Summa is also committed to strong impact measurement. Portfolio companies are required to report on both fundamental and game-changing impact along with financial reporting. This reporting includes data snapshots aligned with the Principal Adverse Indicators.

Appendix A: Overview of impact due diligence criteria

I. Impact fundamentals:

Does this company have the ‘house in order’ when it comes to impact fundamentals as addressed in the SFDR and, where relevant, the EU Taxonomy?

Synced with LDD and ODD

A. Do No Significant Harm:

Does the investment meet Do Significant Harm (DNSH) requirements under SFDR? If there is risk, how will Summa materially reduce risk?

B. Good Governance:

Does the company have basic good governance in place, including Via Summa compliance and EU Taxonomy minimum safeguards?
  • Does the company pass good governance test for sound management structures, employee relations, remuneration of staff, and tax compliance?

C. Red Flags:

Are there any red flags on ESG topics beyond those considered under SFDR and EU Taxonomy? For companies that are EU Taxonomy eligible, what is the initial view of Taxonomy alignment?

II. Contribution:

Does the investment contribute to addressing specific environmental and/or social challenge(s) as identified in impact alignment screening?

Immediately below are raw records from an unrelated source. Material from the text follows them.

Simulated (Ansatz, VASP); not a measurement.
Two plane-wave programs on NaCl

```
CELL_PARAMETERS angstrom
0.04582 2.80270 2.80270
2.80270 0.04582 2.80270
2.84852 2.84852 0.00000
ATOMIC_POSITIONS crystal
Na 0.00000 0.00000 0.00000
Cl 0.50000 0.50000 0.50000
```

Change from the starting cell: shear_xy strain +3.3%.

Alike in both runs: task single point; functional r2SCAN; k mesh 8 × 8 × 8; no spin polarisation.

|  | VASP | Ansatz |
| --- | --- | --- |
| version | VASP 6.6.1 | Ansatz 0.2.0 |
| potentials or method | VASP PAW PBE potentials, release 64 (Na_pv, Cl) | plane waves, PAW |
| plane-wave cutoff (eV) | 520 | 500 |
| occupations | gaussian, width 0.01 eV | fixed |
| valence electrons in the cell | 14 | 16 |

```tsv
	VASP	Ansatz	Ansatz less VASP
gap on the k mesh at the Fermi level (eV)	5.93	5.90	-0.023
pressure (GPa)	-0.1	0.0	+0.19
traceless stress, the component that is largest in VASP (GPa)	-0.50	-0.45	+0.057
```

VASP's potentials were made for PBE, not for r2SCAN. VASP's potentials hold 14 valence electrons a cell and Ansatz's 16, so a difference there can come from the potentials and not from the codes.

Synced with CDD where relevant

A. Evidence of impact:

What is the evidence base for impact?
  • Does the approach represent a known/proven solution? Does the company have a track record of driving impact outcomes?
  • What percentage of the business (e.g., in terms of revenue) is aligned with positive impact?

B. Impact at scale:

What is the potential for impact on this problem, if the company were operating globally?
  • Could the company move the needle on the challenge if global (e.g., address 5% of GHG emissions from food) or drive an inflection point (e.g., change rules of the game for all players)?
  • How does scale potential relate to depth or duration of impact?

C. Additionality:

Does the company represent additionality in impact? Will it inspire others in the industry?
  • To what extent does impact go beyond existing trends and standards, due to better performance on core sustainability issue and/or a more accelerated path to impact at scale compared to peers? Quantify relative to peers/standards wherever possible.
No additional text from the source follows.